Climate change: 'Bath sponge' breakthrough could boost cleaner cars
- Published
A new material developed by scientists could give a significant boost to a new generation of hydrogen-powered cars.
Like a bath sponge, the product is able to hold and release large quantities of the gas at lower pressure and cost.
Containing billions of tiny pores, a single gram of the new aluminium-based material has a surface area the size of a football pitch.
The authors say it can store the large volume of gas needed for practical travel without needing expensive tanks.
Car sales, especially larger SUVs, have boomed in the US over the past number of years.
In 2017, CO2 emissions from cars, trucks, airplanes and trains, overtook power plants as the largest source of US greenhouse gas emissions.
As well as developing electric vehicles, much focus has been on hydrogen as a zero emissions source of power for cars.
The gas is used to power a fuel cell in cars and trucks, and if it is produced using renewable energy it is a much greener fuel.
However, hydrogen vehicles suffer from some drawbacks.
The gas is extremely light: in normal atmospheric pressure, to carry 1kg of hydrogen which might power your car for over 100km, you'd need a tank capable of holding around 11,000 litres.
To get around this problem, the gas is stored at high pressure, around 700 bar, so cars can carry 4-5kg of the gas and travel up to 500km before refilling.
That level of pressure is around 300 times greater than in a car's tyres, and necessitates specially made tanks, all of which add to the cost of the vehicles.
Now, researchers believe they have developed an alternative method that would allow the storage of high volumes of hydrogen under much lower pressure.

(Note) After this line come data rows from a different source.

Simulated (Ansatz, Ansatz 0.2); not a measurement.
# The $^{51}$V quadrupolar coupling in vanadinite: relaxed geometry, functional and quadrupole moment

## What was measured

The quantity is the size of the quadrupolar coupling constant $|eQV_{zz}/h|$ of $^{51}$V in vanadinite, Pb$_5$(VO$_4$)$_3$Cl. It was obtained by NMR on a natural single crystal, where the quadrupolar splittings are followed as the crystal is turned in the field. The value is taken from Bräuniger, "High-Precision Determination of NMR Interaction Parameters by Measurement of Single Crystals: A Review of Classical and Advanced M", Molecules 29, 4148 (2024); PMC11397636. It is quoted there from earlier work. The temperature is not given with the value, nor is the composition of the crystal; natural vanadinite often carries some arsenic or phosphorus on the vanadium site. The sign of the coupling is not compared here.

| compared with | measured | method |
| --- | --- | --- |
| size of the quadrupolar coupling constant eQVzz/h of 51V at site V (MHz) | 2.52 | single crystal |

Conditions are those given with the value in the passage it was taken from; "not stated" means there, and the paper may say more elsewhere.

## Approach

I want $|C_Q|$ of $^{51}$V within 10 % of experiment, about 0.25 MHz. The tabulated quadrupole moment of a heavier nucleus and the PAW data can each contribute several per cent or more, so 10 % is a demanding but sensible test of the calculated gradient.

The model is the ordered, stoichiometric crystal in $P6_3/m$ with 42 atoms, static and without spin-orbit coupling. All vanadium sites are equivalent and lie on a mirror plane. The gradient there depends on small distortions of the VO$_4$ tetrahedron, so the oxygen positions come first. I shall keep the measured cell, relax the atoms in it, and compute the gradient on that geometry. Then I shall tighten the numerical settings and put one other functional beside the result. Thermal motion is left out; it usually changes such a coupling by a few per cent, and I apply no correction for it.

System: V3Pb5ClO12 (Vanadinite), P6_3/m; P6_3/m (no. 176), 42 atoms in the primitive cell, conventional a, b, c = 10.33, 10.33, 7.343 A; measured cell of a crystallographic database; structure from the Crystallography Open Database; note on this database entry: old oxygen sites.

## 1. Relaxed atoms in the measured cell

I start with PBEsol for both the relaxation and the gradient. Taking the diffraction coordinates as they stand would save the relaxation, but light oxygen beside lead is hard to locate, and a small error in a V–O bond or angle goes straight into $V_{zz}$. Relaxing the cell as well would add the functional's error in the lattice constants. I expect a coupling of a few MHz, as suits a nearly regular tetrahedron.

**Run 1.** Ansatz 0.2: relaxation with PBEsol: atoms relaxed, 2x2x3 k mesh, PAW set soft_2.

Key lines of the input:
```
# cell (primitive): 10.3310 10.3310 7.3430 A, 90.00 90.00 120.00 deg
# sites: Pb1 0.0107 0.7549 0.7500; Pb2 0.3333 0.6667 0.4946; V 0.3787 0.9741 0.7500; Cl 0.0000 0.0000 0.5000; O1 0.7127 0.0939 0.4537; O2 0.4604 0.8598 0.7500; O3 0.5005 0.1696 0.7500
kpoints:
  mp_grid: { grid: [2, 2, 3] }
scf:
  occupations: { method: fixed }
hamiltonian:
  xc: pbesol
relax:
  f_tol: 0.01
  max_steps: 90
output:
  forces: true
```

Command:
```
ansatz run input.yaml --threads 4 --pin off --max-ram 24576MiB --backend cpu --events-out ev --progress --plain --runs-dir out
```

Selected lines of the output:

The team has designed a highly porous new material, described as a metal-organic framework.
The product, with the glamorous name of NU-1501, has been built from organic molecules and metal ions which self-assemble to form highly crystalline, porous frameworks.
"It's like a bath sponge but with very ordered cavities," said Prof Omar Farha, from Northwestern University in Evanston, US, who led the research.
"With a sponge, if you spill water and you wipe it, in order to reuse the sponge, you squeeze it.
"With this material we use the same thing - we use pressure to store and release these gas molecules."
"So, it works exactly like a bath sponge, except in a very smart programmed way."
The key ability of the new framework is that it can potentially store hydrogen and other gases at much lower pressures while not needing an enormous tank.
"We can store tremendous amounts of hydrogen and methane within the pores of the metal-organic framework and deliver them to the engine of the vehicle at lower pressures than needed for current fuel cell vehicle," Prof Farha said.
His team have gained experience in developing these adsorbent materials for the US Department of Defense, to protect soldiers against nerve gas attacks,
The researchers say there is now funding available to develop this type of material for transport applications.
The new material has already beaten tough targets set by the US Department of Energy for onboard storage and delivery systems for alternative fuels.
But to go further, the scientists will need significant buy-in from car manufacturers.
The research has been published, external in the journal Science.